'A fully fledged government crisis': Stop-the-boats pledge in tatters

ITV News Political Editor Robert Peston considers what the fallout could be after the Supreme Court ruled the government's asylum policy unlawful


That is quite the Supreme Court judgement. Sunak’s stop-the-boats pledge is in tatters, on the day he claimed victory in the fight against inflation.

And the big problem is that even if he were to capitulate to Braverman’s call to disapply the European Convention on Human Rights with respect to the expulsion of asylum seekers to Rwanda - and his colleagues tell me he is not minded to do that - such a derogation would not legalise the expulsions in British courts, because the UN refugee convention would still apply.

This is a fully fledged government crisis. The new Home Secretary James Cleverly has inherited a debacle of very significant proportions.

The seeming waste of hundreds of millions pounds in fees to Rwanda is a trifle compared with the deep reputational cost to Sunak and his colleagues.

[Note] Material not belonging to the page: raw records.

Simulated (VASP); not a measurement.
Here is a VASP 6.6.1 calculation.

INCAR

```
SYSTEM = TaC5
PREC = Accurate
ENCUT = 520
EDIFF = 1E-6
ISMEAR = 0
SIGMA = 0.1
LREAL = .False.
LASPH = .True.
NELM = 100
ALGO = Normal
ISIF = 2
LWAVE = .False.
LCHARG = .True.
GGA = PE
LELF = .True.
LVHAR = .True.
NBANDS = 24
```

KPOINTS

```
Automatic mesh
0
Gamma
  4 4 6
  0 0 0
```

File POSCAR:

The prime minister will hold a press conference on Wednesday afternoon, presumably to try and salvage his plan to expel asylum-seekers to Rwanda.

Were he to resile from the European Convention on Human Rights, and the UN Refugee Convention and the UK’s Human Rights Act, Sunak would split his cabinet and his parliamentary party.

If he ditches the Rwanda policy, he will split his Cabinet and his parliamentary party. The stakes could not be higher for him.